28.2.05

CocoRosie - La Maison de Mon Reve - Touch and Go TG253CD

This is what you get when you take two American sisters writing and recording an album in a small Paris flat with no hot water. It’s a collection of frail, fractured songs with a fine collection of found sounds - frogs (quite possibly), throat clearing, and water dripping on a saucepan lid (definitely), to list but a few. The overall effect of that, and their crackling voices, is eerie but there’s always a strong melody to carry them through. Mind you, Sara said listening to it was her idea of hell.

But if more than 25 per cent of Americans had passports and used them for this sort of thing, rather than relying on tanks to get them into foreign countries, perhaps the world would be a better place. In this case, their travel has certainly broadened my mind.

20.2.05

Jimmy Smith - The Boss - Verve V6-8770

This is the most definitive Soul Jazz I’ve ever heard. Recorded in November 1968 in Paschal’s La Carousel Club in Atlanta, and issued in America in 1970, it’s the only one of Smith’s Verve releases not issued in Britain. Verve was sold to Polydor soon afterwards, so it disappeared until last year. It’s theoretically available in Britain, but I had a copy on order from Spillers for months, before I gave up and got an American copy the other day.

The band was really ON IT; George Benson plays better than usual, though not at his peak; Donald Bailey swings as ever; and Smith is inspired. Throughout the album, he plays stuff like nothing I’ve ever heard him attempt.
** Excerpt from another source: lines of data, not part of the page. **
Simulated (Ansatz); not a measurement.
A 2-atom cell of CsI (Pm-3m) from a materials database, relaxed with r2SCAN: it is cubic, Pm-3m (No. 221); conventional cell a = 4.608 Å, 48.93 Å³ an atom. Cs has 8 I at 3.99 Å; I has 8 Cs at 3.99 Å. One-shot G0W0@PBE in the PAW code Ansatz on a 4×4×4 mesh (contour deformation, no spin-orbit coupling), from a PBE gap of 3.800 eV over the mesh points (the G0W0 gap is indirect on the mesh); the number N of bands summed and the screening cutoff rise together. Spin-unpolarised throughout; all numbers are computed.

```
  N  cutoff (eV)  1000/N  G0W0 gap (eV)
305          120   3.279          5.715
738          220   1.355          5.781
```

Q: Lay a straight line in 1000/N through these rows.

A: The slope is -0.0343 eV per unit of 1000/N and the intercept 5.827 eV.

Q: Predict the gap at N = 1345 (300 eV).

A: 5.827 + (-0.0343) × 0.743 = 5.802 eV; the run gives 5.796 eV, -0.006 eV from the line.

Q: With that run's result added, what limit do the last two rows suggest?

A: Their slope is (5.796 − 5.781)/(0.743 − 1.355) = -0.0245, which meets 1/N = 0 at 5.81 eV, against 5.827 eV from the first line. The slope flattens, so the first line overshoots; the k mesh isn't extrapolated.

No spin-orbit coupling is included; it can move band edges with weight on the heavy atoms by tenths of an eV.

What makes this album definitive Soul Jazz is not the music but the exceptionally well-recorded audience. It’s muted during This Guy’s in Love With You, so I guess that was recorded before the club filled up. During the other four cuts, the audience is very loud and, to its eternal credit, seems to be completely ignoring what’s happening on the bandstand, except for a couple of dozen enthusiasts upfront. It sounds exactly like Friday night at Wetherspoon’s; a continuous babble of voices as people party the night away. This album makes it absolutely clear that the purpose of Smith and Co having been hired was to accompany the party. And that is the essence of Soul Jazz. No wonder they never issued it in Britain.

The CD is a missed opportunity. Several tracks fade out halfway through solos and there are five un-issued tracks from the gig - AM

13.2.05

African Dope Soundsystem

As Amazon still hasn’t sent the cds I‘ve ordered with some of money I’ve just earned, you’d better have a review of this instead. African Dope Soundsystem describes itself as “a tight collaboration of Capetonian dub, reggae and dancehall DJs, MCs, live and electronic musicians, studio producers and video artists” and it’s pretty damn good.

I’m particularly fond of Teba’s nuskool reggae and Felix Laband’s downtempo efforts. As well as biogs and album listings, you’ll find samples and free downloads of complete tracks in a particularly lively package. It’s for the stuff like this that the Internet was made.

7.2.05

Kankawa and Hiram Bullock - Jam Jam The Heavy Cats Live At STB139 Roppungi, Tokyo - Cool River NNJC6003

Some jazz pundit once wrote “the material is immaterial”. If so, why aren’t there albums like Merry Christmas from Miles Davis or Stan Getz plays Abba? Bullock has been a well-known jazz session guitarist since 1977, on everything from disco to avant garde jazz. Kankawa is a Japanese organist whose avowal of bringing the power of rock to jazz has led to an OTT dress code and eccentric sunglasses (six lenses facing in different directions) that would make George Clinton blink.

On this record, the material is not even slightly immaterial. Apart from two Kankawa originals, the material all comes from the world of rock, be that Miles Davis’ Jan Jan, Abba’s Venus, or Deep Purple’s Smoke on The Water. Bullock sings quite a bit – soul style mostly – and plays very appropriate heavy guitar solos. And Kankawa makes the most of the opportunities provided by A Whiter Shade of Pale. Hot enough for central heating!

Available from Mediawars
US$30 – deletion date 3 March 2005 - AM

1.2.05

Various - Disco sucks - Che Trading CHE60CD

Years ago, when I was living in London and participating in dotcom malarkey, I helped a chap I was working with move house. His big brother ran Che records and gave me a good handful of CDs as a thank-you. I played the Disco Inferno to death, since the idea of an ambient-shoegazy Joy Divison appealed immensely. However for reasons unknown, this CD slid to the bottom of a pile, and thence to the bottom of a box where it's been until yesterday. It's... A damn fine snapshot of indie-land from 1996. A pre-electronic Bis do twee, Bardo Pond and The Delgados do the loud-quiet-loud-quiet thing, Fuxa are hypnotic, Merzbow reverses a half-track playstation shop over a metal 'nite' in a suburban pub... And then there's Exit. Imagine Test Dept playing one note on several sets of brass bagpipes for four minutes. An utterly marvellous racket that makes the Merzbow track seem a paragon of cheerful tunefulness by comparison.